Lawsuits Arising From Participation in Athletic Activities

What does tort law tell us about liability for injuries arising during sporting events and, in particular, contact sports?  The recent case of Feld v. Borkowski gives us the answer, at least from the standpoint of the Iowa Supreme Court.

Plaintiff and defendant were playing intramural softball .  Defendant hit the ball and let go of the bat at the same time.  The bat flew through the area, striking and injuring plaintiff (who was playing first base).  Plaintiff filed a negligence suit, and defendant sought dismissal of the suit arguing that softball was a contact sport and thus he could only be sued if his conduct was reckless.

The Iowa Supreme Court agreed, saying that 

[w]hile the duty to exercise reasonable care accompanies each individual in most all activities of life, some activities or circumstances have been excepted from the reasonable-care duty in favor of the imposition of a less stringent duty of care for participants in the activity to protect others from injury.  . . . One such activity that has been identified as an exception is contact sports. Prior to our decision in Thompson to follow the analytical framework of the Restatement (Third) of Torts for claims of negligence involving physical harm, we followed other states in excepting participants in contact sports from constraining their actions under the conventional duty to act as a reasonable person. See Leonard ex rel. Meyer v. Behrens, 601 N.W.2d 76, 81 (Iowa 1999).  In finding the game of paintball to be a contact sport in Leonard, we imposed a duty for participants in the sport to merely refrain from reckless or intentional conduct. Id. at 81 ...  This standard recognizes that known risks associated with a contact sport are assumed by participants in the sport, and it is inapposite to the competitiveness of contact sports to impose a duty on participants to protect coparticipants from such known and accepted risks through the exercise of reasonable care.  See Leonard, 601 N.W.2d at 79 & n.3 (noting assumption of the risk in its primary sense is a defense to negligence). The standard also recognizes that athletes who step onto the playing field to compete are not completely free from legal responsibility for their conduct that creates a risk of injury, but are restrained under a substantially lower duty of care. See Nabozny v. Barnhill, 334 N.E.2d 258, 260-61 (Ill. App. Ct. 1975).   (Footnotes omitted).

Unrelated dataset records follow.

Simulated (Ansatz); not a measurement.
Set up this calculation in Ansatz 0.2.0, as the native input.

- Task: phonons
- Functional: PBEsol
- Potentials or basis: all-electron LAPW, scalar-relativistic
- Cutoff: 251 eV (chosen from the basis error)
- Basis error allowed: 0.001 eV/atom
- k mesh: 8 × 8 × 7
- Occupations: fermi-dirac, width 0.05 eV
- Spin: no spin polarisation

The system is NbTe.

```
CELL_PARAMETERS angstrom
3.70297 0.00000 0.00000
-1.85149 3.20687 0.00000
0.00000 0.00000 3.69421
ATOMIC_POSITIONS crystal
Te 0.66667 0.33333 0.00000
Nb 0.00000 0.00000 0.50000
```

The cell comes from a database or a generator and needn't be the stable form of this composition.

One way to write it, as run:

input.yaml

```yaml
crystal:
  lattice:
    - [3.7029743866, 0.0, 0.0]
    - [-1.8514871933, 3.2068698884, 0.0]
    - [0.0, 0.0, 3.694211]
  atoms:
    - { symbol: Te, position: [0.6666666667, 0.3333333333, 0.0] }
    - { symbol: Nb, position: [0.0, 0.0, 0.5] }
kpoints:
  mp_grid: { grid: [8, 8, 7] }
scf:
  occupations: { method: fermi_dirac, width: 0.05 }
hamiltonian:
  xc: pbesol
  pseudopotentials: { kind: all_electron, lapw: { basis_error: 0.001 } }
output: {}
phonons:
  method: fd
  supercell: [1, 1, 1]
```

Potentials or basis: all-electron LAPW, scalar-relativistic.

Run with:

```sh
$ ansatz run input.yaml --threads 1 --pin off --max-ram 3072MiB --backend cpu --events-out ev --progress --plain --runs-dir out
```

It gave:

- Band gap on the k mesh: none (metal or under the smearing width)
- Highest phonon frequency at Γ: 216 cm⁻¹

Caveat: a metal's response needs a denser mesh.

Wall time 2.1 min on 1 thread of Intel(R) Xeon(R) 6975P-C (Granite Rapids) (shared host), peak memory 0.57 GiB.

A majority of the Iowa Court went on to conclude that   "softball for purposes of tort liability is a contact sport, and this conclusion is sufficient to transform liability for an injury sustained by a participant while engaged in the sport from a standard of negligence to a standard of recklessness. Clearly, batting is normal activity in the sport of softball and creates a risk of harm to participants in a number of ways, including a risk that the bat will be released during the swing in some way and will become an instrument of harm to participants in some way."   Thus, the Court held that the plaintiff had to demonstrate that defendant was reckless before liability could be imposed for the injuries.

Finally, the Court concluded that reasonable minds could differ on whether as to whether defendant's swing and release of the bat was reckless, and thus reversed the earlier dismissal of the case.

The case is Feld v. Borkowski,  No. 07-133 (Iowa Oct. 22, 2010).